Metallica, Run-DMC up for Rock and Roll Hall of Fame

NEW YORK (Reuters) - Hip Hop group Run-DMC, heavy metal band Metallica and musician/songwriter Bobby Womack are among nine nominees announced on Monday vying for five spots in the Rock and Roll Hall of Fame.

Hip-hop artist Reverend Run of Run DMC waits backstage before the Betsey Johnson fall collections 2007 during New York Fashion Week, February 6, 2007. REUTERS/Finbarr O'Reilly

Guitarist Jeff Beck, disco and R&B band Chic, rock and roll singer Wanda Jackson, doo-wop group Little Anthony and the Imperials, rock band The Stooges, and the California funk band War were also nominated.

Artists become eligible for the Hall of Fame 25 years after the release of their first single or album and are represented in an exhibition at the Rock and Roll Hall of Fame and Museum in Cleveland, Ohio.
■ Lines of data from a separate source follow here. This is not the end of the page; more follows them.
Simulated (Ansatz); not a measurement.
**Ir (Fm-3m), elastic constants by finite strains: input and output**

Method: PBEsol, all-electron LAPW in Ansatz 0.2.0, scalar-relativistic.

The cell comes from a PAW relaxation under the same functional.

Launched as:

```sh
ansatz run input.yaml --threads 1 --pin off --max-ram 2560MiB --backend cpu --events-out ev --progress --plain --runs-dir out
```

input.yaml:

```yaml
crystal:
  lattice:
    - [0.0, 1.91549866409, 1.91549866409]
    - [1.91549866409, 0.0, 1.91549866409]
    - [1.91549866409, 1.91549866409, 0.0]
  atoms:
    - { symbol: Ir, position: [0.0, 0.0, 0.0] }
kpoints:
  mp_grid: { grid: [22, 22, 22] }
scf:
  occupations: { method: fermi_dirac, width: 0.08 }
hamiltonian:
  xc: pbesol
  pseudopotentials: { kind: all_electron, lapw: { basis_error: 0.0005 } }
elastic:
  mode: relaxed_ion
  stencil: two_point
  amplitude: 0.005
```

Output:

More than 500 music industry professionals will choose five of the nominees for the 24th annual induction on April 4 in Cleveland. The inductees will be announced in January.

New York hip hop group Run-DMC are credited with setting the “template for modern hip-hop, from their everyday-teenager style to their blazing live shows to a catalogue of classic songs that few rappers have matched,” the Hall of Fame Foundation said in a statement.

Founded in the 1980s by Joseph “Rev. Run” Simmons, Darryl “DMC” McDaniels and Jason “Jam Master Jay” Mizell, the group’s hits include “It’s Like That,” “It’s Tricky” and “Walk This Way,” their collaboration with Aerosmith.

Los Angeles band Metallica -- founded by vocalist James Hetfield and drummer Lars Ulrich -- rose “to become the most successful and acclaimed heavy metal band of their era - a position they’ve consistently held for over a quarter century,” the foundation said.


Womack’s career spans 55 years, beginning with the Womack Brothers. “Womack is a triple-threat: prolific solo artist, landmark session guitarist and master songwriter,” the foundation said.

He wrong songs including “Chain Of Fools,” performed by Aretha Franklin; Wilson Picket’s “I’m a Midnight Mover,” and Janis Joplin’s “Trust Me.”

Beck, who was inducted into the Hall of Fame in 1992 as a member of the Yardbirds, is “one of the most influential guitarists in rock and roll,” the Foundation said.

He played with the Yardbirds in 1965/66 and then went on to perform solo and with the Jeff Beck Group, which he formed in 1968 with Rod Stewart and Ron Wood. Rolling Stone magazine has ranked him the 14th greatest guitarist of all time.

Chic -- made up of Nile Rodgers, Bernard Edwards and Tony Thompson -- “rescued disco in 1977 with a combination of groove, soul and studio smarts,” the foundation said, adding that their hits, such as “Dance, Dance, Dance” and “Le Freak,” “raised the bar and hooked a generation.”

Jackson is dubbed the “First Lady of Rock and Roll” and started recording in 1954 when she was 18. She toured with Elvis Presley in 1955 and “he convinced her that rock and roll was the way, and she grabbed onto the rhythm like a dynamo.”

Little Anthony and the Imperials first signed to a label in 1958 and went on to release hits such as “Tears on My Pillow,” “Shimmy, Shimmy, Ko-Ko-Bop,” and “Hurt So Bad.”

The Stooges, who performed with Iggy Pop, “have become icons in the history of modern music,” the foundation said, “for the nuclear-powered simplicity of their music, the ironic nihilism of their lyrics, and the persona of Iggy himself.”

War -- founded by Papa Dee Allen, Charles Miller, Harold Brown, B.B. Dickerson, Lonnie Jordan, and Howard Scott -- had a string of top 10 pop/R&B hits “that established War’s status through the ‘70s, always with a social message grounded by their distinctively breezy Southern California vibe.”